Las Vegas Sun

April 25, 2024

At 83, Hefner remains a study in smart sensuality

Hugh Hefner

The Palms

Hugh Hefner: Don’t let his age fool you.

It seems every teenage boy remembers his Playboy Moment, the time when you first flip open the magazine and it’s, hello, Chicago, hello. I once talked to George Maloof about this, because today Maloof’s Palms resort is in partnership with Playboy Enterprises and is home to the sky-high Playboy Club, and also is where Hugh Hefner celebrates birthday No. 83 this weekend (see advance coverage from my main brother from another, Robin Leach, on sister site Vegas DeLuxe).

Maloof told me he was about 16 when he first spied a Playboy magazine, and said what he recalled most vividly was how off-limits the magazine was to younger folks in those days -- nervous boys often steeled away to the garage, a flashlight in one hand and the magazine in the other, just to enjoy a mere peek. Playboy’s taboo quality added to the magazine’s mystique and made it seem especially tantalizing.

The photography helped in that regard, too.

Then I remembered, my first Playboy Moment was not the magazine itself, it was from TV. Hugh Hefner was a host of “Saturday Night Live” during the show’s second season. Andy Kaufman was a guest that night, performing his classic sing-a-long to the “Mighty Mouse” theme. It was 1977, the original Not Ready for Prime Time Players were essentially intact, and the sketch I best recall was a scene set in one of Hefner’s Playboy Clubs. Seated were John Belushi and Gilda Radner, playing a middle-aged married couple enjoying a rare night on the town. Hefner introduced himself, and Belushi -- aggressively portraying a typically overstimulated, geeked-out Playboy subscriber -- insistently referred to Hefner as “Ner!” rather than the universally recognized “Hef.”

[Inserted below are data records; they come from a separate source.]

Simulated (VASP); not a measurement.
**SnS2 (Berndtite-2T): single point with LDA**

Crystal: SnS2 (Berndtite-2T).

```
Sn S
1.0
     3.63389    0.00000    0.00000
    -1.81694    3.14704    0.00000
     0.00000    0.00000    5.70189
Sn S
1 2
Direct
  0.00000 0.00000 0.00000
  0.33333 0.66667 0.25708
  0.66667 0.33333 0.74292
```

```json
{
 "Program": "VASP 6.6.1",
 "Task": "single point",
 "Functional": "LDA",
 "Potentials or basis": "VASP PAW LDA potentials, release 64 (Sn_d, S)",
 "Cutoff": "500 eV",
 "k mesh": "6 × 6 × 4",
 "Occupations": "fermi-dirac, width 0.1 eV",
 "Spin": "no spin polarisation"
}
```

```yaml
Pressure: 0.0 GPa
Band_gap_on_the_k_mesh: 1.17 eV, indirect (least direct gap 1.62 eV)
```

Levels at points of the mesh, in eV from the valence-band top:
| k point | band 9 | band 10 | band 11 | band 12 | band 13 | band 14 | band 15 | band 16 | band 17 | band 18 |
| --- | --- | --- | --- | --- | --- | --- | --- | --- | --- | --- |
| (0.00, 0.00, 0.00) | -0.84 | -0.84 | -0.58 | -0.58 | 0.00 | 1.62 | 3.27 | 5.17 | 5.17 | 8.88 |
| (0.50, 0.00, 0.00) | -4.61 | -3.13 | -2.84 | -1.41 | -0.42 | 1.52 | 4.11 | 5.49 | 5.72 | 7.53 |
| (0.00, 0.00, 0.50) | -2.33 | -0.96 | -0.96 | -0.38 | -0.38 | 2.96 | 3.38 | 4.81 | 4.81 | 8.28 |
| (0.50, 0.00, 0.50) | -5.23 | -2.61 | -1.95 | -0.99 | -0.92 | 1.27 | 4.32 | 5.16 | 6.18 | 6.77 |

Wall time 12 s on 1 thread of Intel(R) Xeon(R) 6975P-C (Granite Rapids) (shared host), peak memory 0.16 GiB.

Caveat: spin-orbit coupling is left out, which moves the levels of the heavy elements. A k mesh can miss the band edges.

Belushi went on and on about the Playboy Playmates and Hefner’s reputed relationships with upper-echelon Bunnies. “Ner! Ner!” Belushi shouted, “isn’t it true that the stars in the P in Playboy are for how many times you slept with that month’s Playmate!?” Hefner said no, correcting Belushi that those stars, which appeared in the magazine in the ’60s and ’70s, were to identify in which region the magazine was being distributed. There were 13 such regions around the world, he informed. That explanation seemed to deflate Belushi, and Hefner started a high-minded conversation with the wife, Radner, about some of the magazine’s politically driven coverage. One of the great claims of Playboy is that it’s the magazine that inspired the claim, “I only read it for the articles.”

Ah, the articles. One of the first issues of Playboy I ever picked up was the magazine’s famous interview with President Carter, where he admitted “lusting” after women. It wasn’t a coincidental reading, as this interview had been reported everywhere, even by Walter Cronkite. At the time, I didn’t exactly know what “lust” meant, but thanks to Mad magazine, I was familiar with “horny.” After looking up the definition of “lust,” I thought, “Wow, the president is horny.”

I’m still impressed that Hefner’s magazine persuaded a sitting president to be interviewed for a piece that appeared just pages from full nudity, in living color. Hustler, for one, would never have been able to make that happen.

These days Playboy, as a magazine, is fighting a trend that has its readers leaking away to the Web. It has diversified, having revived its club here in Vegas and started the cable Playboy TV channel, which is focusing on the Gentiles and the Palomino Club for the reality-based series “The King of Clubs,” which is scheduled to debut in October. But as a brand, those silhouetted rabbit ears still stand for something, for a sensuality that is sharp and smart. Even at 83, Hefner is all of that -- he’s got three hot young girlfriends and has marketed a reality TV show around that unlikely configuration (this triumvirate includes twins Karissa and Kristina Shannon). The other day I tried to come up with a list of women in Hef’s age division who would make a fitting girlfriend for him. I finally gave up. It’s impossible. Hugh Hefner’s 83, but he’s not really 83, you know what I mean?